There are multiple possibilities and the most obvious one is surprisingly feasible: Starting with an empty tree and repeatedly applying the push operation described above works in O(n log n), which is quite decent and indeed even enough to obtain O(n log n) sorting. We can, however, do even better:
First, just arrange all elements into a balanced binary tree in any order:
___ 8 ___
/ \
2 0
/ \ / \
6 4 5 3
/ \ / \ / \ / \
1 9 a c b 7 e d
Now consider just the last two layers:
6 4 5 3
/ \ / \ / \ / \
1 9 a c b 7 e d
Here we have 4 almost-correct heaps of height 1! The worst thing we might have to do is swap once (in the first case). Afterwards, consider just one more layer:
2 0
/ \ / \
1 4 5 3
/ \ / \ / \ / \
6 9 a c b 7 e d
Now we have 2 almost correct heaps of height 2! Again, only violated at the top, exactly as they would be after the swapping step of a pop operation. We can fix them the same way, simply applying the sift-down procedure, at most swapping 2*2 times.
Continuing in the same vein one last time:
___ 8 ___
1 0
/ \ / \
2 4 5 3
/ \ / \ / \ / \
6 9 a c b 7 e d
With 2 more swaps we arrive at just one valid heap, exactly what we wanted:
___ 0 ___
1 3
/ \ / \
2 4 5 8
/ \ / \ / \ / \
6 9 a c b 7 e d
What have we done?
Starting with the penultimate layer, we applied the sift-down procedure on all elements and repeated that same thing for all layers above.
In pseudocode:
for layer = layers-1 to 0:
for each element in layer
sift-down (element)
This might seem needlessly contrived and more complicated than simply pushing n times, but its strength reveals itself when analyzing the runtime.

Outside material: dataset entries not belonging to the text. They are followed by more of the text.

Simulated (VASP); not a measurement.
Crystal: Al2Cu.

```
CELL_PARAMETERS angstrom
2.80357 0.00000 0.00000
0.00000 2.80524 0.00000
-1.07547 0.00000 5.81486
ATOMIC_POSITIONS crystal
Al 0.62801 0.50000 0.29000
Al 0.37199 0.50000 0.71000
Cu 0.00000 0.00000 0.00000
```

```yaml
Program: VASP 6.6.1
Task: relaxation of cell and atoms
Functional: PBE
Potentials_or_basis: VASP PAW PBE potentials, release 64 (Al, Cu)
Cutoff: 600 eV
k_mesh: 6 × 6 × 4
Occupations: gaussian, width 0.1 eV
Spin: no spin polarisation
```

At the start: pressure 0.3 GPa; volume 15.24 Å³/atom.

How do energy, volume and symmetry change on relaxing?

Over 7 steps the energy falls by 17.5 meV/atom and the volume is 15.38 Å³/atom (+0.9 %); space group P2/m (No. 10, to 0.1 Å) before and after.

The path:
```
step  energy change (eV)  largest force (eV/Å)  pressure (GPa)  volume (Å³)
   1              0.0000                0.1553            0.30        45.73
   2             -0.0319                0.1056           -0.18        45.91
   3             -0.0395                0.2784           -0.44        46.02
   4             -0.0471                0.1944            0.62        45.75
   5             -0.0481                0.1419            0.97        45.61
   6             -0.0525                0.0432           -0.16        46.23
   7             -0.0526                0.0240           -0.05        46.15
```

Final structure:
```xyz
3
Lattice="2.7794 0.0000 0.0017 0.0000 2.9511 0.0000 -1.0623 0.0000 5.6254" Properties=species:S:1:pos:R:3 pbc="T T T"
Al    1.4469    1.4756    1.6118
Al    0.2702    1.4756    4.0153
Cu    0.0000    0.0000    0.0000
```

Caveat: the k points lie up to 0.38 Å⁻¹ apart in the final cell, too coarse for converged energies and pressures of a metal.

The last layer contains n/2 elements, the one above n/4, the one above n/8 and so on. We had to sift down n/4 times 1 layer + n/8 times 2 layers + n/16 times 3 layers... + 1 time log(n) layers.
1 * n/4 + 2 * n/8 + 3 * n/16...
= 1 * n/2^2 + 2 * n/2^3 + 3 * n/2^4 ...
= n * sum of x=1 to infinity (x/2(x+1))
= n
As such, building a heap can be done in O(n) time.
HeapSort
With this long and elaborate preamble, we are now able to elegantly describe HeapSort in a few very simple steps:
heap = build_heap()
result = empty array
while heap is not empty
next = pop(heap)
result = result + next
We build a heap and repeatedly extract the minimum into a now-sorted array.
Complexity analysis is very natural, too: build_heap takes O(n) time, we extract n elements, each extraction taking O(log n) time, yielding O(n) + n * O(log n) = O(n log n)
implicit data structures and in-place sorting
Everything up to here might have given the impression, that to store a heap, we need single objects per node, which - similar to linked lists - contain pointers to their children and parents. That is not the case.
On the contrary, a heap can be stored as what is known as an implicit data structure, without any additional memory or bookkeeping whatsoever. All we need is the elements in an array and the knowledge that this array represents a heap and we can treat it as such:
___ 0 ___
1 3
/ \ / \
2 4 5 8
/ \ / \ / \ / \
6 9 a c b 7 e d
Simply reading the elements from top to bottom and left to right yields:
[0,1,3,2,4,5,8,6,9,a,c,b,7,e,d]
Note how this representation is only unambiguous because we have no gaps, which the form constraint ensured!
Some careful examination will reveal a simple equation to obtain the child-indices from a parent index:
left_child = i*2+1
right_child = i*2+2
Utilizing this, we can construct heap sort in-place, that is without any additional memory, just rearranging elements in our target array.
First, we treat the whole array as a binary tree and apply build_heap, as described above, but for a max-heap. We then execute the pop operation, which neatly swaps the top/max element to the end of the array and reduces the heap size by one. Our next operation as such only treats the first n-1 elements as a heap and the pop operation swaps the second highest element to the second highest array position and so on.
I'll leave you, as in the other sorting articles, with a plot of a simple benchmark showing our analysis was on point:
Conclusion
We have learned about heaps, a data structure whose main claim to fame is quickly providing access to the minimum of a collection of elements and utilized them to construct a theoretically optimal comparison based sorting algorithm.
Next time, we will explore how sorting could - in some cases - be improved even further by combining all of our knowledge with some assumptions about the input whilst allowing more than just comparisons.
There exist other variants with different trade-offs and potentially better constant factors for some operations. This article - for simplicities sake - focuses only on the most basic, a binary min or max heap, but in case you wish to learn more, one particularly elegant variation you could start your research on is the Fibonacci heap. ↩︎
For a min-heap, i.e. one with fast access to the minimum. For a max-heap this condition is reversed and a parent must be greater than its children. As I tend to like progress, my examples focus mostly on the min version. ↩︎
I use the characters a to f to represent numbers 10 to 15 here(as is usual when representing hexadecimal numbers) for better formatting. ↩︎